The proliferation of out-of-town retail developments on the American model is a contentious issue in Britain and in Europe generally. This retail development at Ashford reverses the trend, occupying a prime piece of brownfield land - a former railway and engineering site - adjacent to a major public transport hub, Ashford’s International Station, with connections to the Channel Tunnel and London.
In architectural terms too, the development is innovative, eschewing the monumental and inflexible character of many recent retail schemes. Instead the single storey retail units shelter beneath a 30,000 m² high-tensile fabric roof, one kilometre in length and supported on 24 bright orange steel masts. The centre can accommodate 3,000 visitors at any one time (there are parking spaces for 1,400 cars) and includes a food court, tourist information centre and exhibition space. The design allows for future flexibility - the retail outlets can be easily relocated and reconfigured as required.

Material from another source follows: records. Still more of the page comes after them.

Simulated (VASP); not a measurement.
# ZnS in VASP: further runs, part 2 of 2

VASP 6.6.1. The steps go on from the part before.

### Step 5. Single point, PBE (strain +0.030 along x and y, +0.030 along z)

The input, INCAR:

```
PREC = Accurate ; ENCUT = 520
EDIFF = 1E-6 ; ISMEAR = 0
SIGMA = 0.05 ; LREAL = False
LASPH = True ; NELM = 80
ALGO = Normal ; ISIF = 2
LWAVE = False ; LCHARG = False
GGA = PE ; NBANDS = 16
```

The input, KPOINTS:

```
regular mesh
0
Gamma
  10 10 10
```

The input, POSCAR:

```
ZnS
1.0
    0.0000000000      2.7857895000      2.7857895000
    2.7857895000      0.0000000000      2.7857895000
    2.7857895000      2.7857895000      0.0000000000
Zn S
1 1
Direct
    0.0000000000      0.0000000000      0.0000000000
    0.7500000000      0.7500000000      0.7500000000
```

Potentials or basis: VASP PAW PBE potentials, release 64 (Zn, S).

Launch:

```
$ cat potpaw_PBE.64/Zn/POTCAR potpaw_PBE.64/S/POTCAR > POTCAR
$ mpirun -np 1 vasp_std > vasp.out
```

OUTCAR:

The distinctive tent structure is festive in spirit, unites the centre and announces itself proudly within the 30-acre site. It is undulating in form, rising to high points whose vertical masts act as counterpoints to the horizontal nature of the development and local topology. It wraps around the edge of the leaf-shaped plan and joins the northern end of the site.
Servicing to the retail outlet centre is accessed by a road at the rear of the retail units, which is concealed from view by the three metre-high landscaped embankment. This embankment gently slopes up to the eaves-line of the retail units providing a compositional springboard for the tented structure. To the outsider, an impression of self-containment and privacy is given for what is, in reality, an ever-changing public space.